Iin a recent article, Du Jifeng, a scholar at the National Institute of International Strategy at the Chinese Academy of Social Sciences, discussed China-Burma relations amid Burma’s political reform. Du expressed the belief that, although Burma is re-balancing the three-way relationship between China, the U.S., and Burma, China’s strategic importance to Burma in geopolitics, energy supply, and border security has not changed substantially.
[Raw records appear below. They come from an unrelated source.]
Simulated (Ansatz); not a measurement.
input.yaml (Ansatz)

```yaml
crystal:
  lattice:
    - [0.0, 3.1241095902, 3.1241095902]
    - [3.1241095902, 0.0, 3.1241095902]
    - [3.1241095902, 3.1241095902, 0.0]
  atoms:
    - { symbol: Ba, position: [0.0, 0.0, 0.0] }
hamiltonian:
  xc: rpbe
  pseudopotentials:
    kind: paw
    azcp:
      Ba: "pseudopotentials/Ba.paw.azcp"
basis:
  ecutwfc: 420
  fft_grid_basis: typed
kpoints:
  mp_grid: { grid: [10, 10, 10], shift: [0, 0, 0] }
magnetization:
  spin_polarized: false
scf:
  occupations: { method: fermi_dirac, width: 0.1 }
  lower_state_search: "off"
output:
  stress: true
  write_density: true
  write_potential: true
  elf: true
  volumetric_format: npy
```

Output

In the article Du said, “Since March 2011, Burma’s new government has completed the power transfer and has been working on political reform. At the same time, the government of Burma began to adjust its foreign policy. The bilateral relations between Burma and the U.S.-led Western countries has been warming up; high-level leaders have repeatedly visited each other. Western countries have canceled or loosened the 20 years of economic sanctions on Burma. Burma has also changed its once one-sided foreign policy toward China and rebalanced the triangular relationship with China and the United States.”
“While Burma gradually becomes closer to the US-led Western countries, the bilateral relations between China and Burma have gone up and down on some specific matters. … Burma’s worry about the rapid rise of China is an important consideration in Burma’s adjustment of its diplomatic focus. Actually, in the history of their relations, Burma has always remained guarded toward China. The growth of China’s economic strength only resulted in Myanmar having more worries.”
Regarding China-Burma relations under Burma’s new diplomatic policy, Du said, “The main purpose for Burma’s adjustment of its diplomatic focus is to implement a diverse diplomacy and avoid over-reliance on the Chinese economy. However, the strategic importance of China to Myanmar in geopolitics, border, and energy security has not changed substantively. At the same time, China has significant economic interests in Burma and therefore will not easily give Burma up.”